I do some technical work for an Internet Radio Show/Podcast, and need to fix something that has been broken for a while. The hosts have a Skype-In number to take listener calls, and for convenience sake, I bought and paid for a toll free number for a period of time.
I used to use Asterlink for routing calls, but they folded and sent my number to OneBox, but they're ridiculously expensive by comparison. I'm looking for a cheap solution for this one simple task. Forward toll free calls to a skype-in number.
The Skype-In number has a local California Area Code, and the Toll Free number prefix is 866. Our targeted users is the whole world, but given that the radio show uses Skype, the toll free number is more convenience for our US listeners, technically international users could use it, just as well as they could use the dial by username.
The definition of cheap is as cheap or cheaper than Asterlink was. I paid something like $2 a month, and then the termination/call rate, which was a fraction of a cent for termination, and only whole cents after some serious time on the call. A $20 preload lasted me months at a time.
I don't want to be upsold too, I want a simple web based management screen (CDR/stats are fun!), and obviously, it needs to be reliable. What vendors out there are you a fan of that solves this need?
Have you started with asking your local telco? They won't be the cheapest, but they probably won't be the most expensive.
If you want a better answer, you can start with telling us the country that you're in, for starters.

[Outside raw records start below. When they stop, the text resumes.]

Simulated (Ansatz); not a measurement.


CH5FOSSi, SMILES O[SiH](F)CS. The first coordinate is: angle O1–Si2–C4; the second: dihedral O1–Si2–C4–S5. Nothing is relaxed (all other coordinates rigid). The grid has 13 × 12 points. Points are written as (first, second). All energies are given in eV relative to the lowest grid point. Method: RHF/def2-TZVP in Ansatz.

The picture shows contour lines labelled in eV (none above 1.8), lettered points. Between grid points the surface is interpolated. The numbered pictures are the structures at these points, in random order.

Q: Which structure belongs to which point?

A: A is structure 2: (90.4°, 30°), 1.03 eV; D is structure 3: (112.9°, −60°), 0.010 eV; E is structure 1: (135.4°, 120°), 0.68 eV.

I personally would use Vitelity. I like being able to provision numbers on the fly via the web interface. There is no upselling (no humans to talk to, for that matter), and although they specialize in SIP termination, it definitely is possible to configure any number to "failover" to a PSTN number if no SIP device is available to ring when a call comes in. All of their rates seem to be rock-bottom wholesale. There is an option on the web interface to generate reports of CDR info, but they can take a few minutes to run.